Next Monday marks the ‘official' start of summer but before we get there, I have a word or two (okay, more like five hundred) on this Sunday, which is Father’s Day (singular possessive rather than plural possessive while I wonder why it’s a possessive at all but that’s a rumination for another time).
Being my wife's spouse and our children's father are the two things I do best in my entire life and, between us, most days I am not all that good at either of them. My wife makes the former work for both of us.
As for the latter, I didn't take classes and while I yearned for an indeterminate probationary period, there was none. And nothing but on-the-job training. Speaking I suspect not only for myself, fatherhood is the hardest job I could ever love and despite what I believed while I was on the giving end, Dad is the highest compliment I can receive in the whole world.

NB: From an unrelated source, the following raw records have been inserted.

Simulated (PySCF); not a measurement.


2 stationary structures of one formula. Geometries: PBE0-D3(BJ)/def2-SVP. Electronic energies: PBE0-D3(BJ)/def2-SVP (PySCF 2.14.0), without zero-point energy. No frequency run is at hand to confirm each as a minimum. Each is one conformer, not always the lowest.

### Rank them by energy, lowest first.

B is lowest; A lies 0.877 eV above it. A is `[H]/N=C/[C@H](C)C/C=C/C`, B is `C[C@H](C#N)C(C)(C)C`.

Of course, all of us who are fathers have people to thank (especially our children without whom technically....) but I won't even try to list all the fathers whom I have had the good fortune to know because that list would go on forever.
True story from when our oldest, Patrick, was our only child. He, in his car seat in the back, and I are stopped at a traffic light (he is about three years old). I am waiting for the light to change. "You know what?" he asks me, "if Mom had married someone else, I would have a different father." Thanks for playing, indeed.
Father’s Day reminds me to pause and thank the father I argued and too often angrily fought with, whom I shared with my brothers and sisters. I recall an Amish saying that goes, “the older I get, the smarter my father becomes,” and realize its truth and it stings a little.
Damals: Patrick and his sister, Michelle or as Michelle likes to think of it, Michelle with her brother Patrick |
Admittedly as a dad, you can't do too much about skinned knees or first true loves that break hearts except tell yourself, and your child, 'this, too, shall pass' because you know it will even when they know it won't. All you can wish for your son or daughter is that they are well and happy, two conditions for which they, themselves are most responsible. I used to waste so much energy worrying about what I couldn’t give them, but they grew up never missing what they never had.
Today, both of our children are adults with lives very much their own and, I hope, have accepted that in his heart, their dotty, doting Dad, like all fathers, loves them maybe without always saying the words. And should/when they choose to have children of their own, I think/hope/pray they'll have good memories from their own childhood to draw upon and help them as parents.
Happy (early) Father’s Day to Dads everywhere.